DALLAS — It's never too late to learn.

Members of Utah's polygamous communities are here to speak to social workers, Child Protective Services caseworkers and law enforcement about the plural life and how to interact with fundamentalists — perhaps averting another raid.

Members of the pro-polygamy group Principle Voices and Utah's Safety Net Committee are presenting a pair of workshops today on polygamous culture to hundreds of people at the Texas Council on Family Violence's annual conference.

"Utah's made all the same mistakes," said Pat Merkeley, a social worker and the newly appointed coordinator for the Safety Net Committee, a coalition of polygamists, government and social service agencies from Utah and Arizona.

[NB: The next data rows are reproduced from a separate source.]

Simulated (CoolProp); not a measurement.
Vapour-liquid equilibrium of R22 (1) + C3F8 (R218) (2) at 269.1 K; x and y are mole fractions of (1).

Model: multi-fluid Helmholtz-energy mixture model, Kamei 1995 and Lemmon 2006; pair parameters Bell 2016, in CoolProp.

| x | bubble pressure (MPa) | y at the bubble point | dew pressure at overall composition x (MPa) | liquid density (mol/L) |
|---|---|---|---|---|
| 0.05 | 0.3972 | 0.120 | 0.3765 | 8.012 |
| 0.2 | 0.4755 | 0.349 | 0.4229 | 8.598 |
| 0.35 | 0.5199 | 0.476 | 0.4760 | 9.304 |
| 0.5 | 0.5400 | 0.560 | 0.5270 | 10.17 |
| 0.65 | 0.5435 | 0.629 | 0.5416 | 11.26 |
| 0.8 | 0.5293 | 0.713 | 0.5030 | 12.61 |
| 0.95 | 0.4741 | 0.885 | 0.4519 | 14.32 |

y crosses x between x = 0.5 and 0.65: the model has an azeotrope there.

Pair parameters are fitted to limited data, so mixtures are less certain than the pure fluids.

"Hopefully, we are building on the mistakes of our past."

The April raid on the Fundamentalist LDS Church's YFZ Ranch in Eldorado exposed a lack of knowledge about polygamists, at least among social service workers in Texas.

"We didn't have adequate knowledge to be able to effectively serve a plural family community," said Gloria Terry, the president of the Texas Council on Family Violence. "We didn't understand how we could best serve individuals in that community, because it is so different from the families that we typically serve that are in crisis."

In Utah, polygamy has a long and storied history. It is that history that Principle Voices' Anne Wilde is speaking about, focusing on the raids in Utah and Arizona in the 1930s, '40s and '50s.

"The result was those people did not give up their lifestyle or their religious belief in plural marriage," she said. "If anything, it made them more determined, more loyal to their beliefs than anything."

It also created closed societies, making it harder for victims to reach out and advocates to get in to help.

"Naturally, we don't want there to be victims and we are there to help them as well — if there really are," Wilde said. "But I don't think you go into a whole community and do what they did with that raid in Texas in an effort to help the victims."

More than a hundred children remain under CPS jurisdiction as the abuse investigation moves forward. A series of criminal indictments have been handed down against FLDS members charging them with sexual assault, bigamy and failure to report child abuse.

Today's workshops are designed to give social workers and other professionals information as they go forward with the FLDS custody case, Terry said.

"In Texas, we are the system that supports the programs that provide services to families in crisis," Terry said. "I can't pass judgment on what did or did not happen by either side. We knew there were people who were negatively affected. How do we assist them?"

Merkeley is proposing that Texas consider creating its own "Safety Net."

"We're hoping that it will be a model for other states," she said.

Created by the Utah and Arizona attorneys general, the Safety Net Committee brings representatives from polygamous communities to the same table as government, while offering help to abuse victims in the often-isolated communities. As of January, the Utah Attorney General's Office estimated 1,300 people had been offered some kind of assistance through the Safety Net.

Since the YFZ raid, domestic violence coalitions in Utah, Arizona and Texas have been in regular contact with each other. Terry had praise for the Safety Net, which provides a host of resources for victims of abuse leaving a closed society.

"It seems like Utah and Arizona have figured out ways to truly connect their systems around this issue. Unfortunately, in Texas I don't think we've done that yet," Terry said. "Everybody's working hard, trying to do the right thing."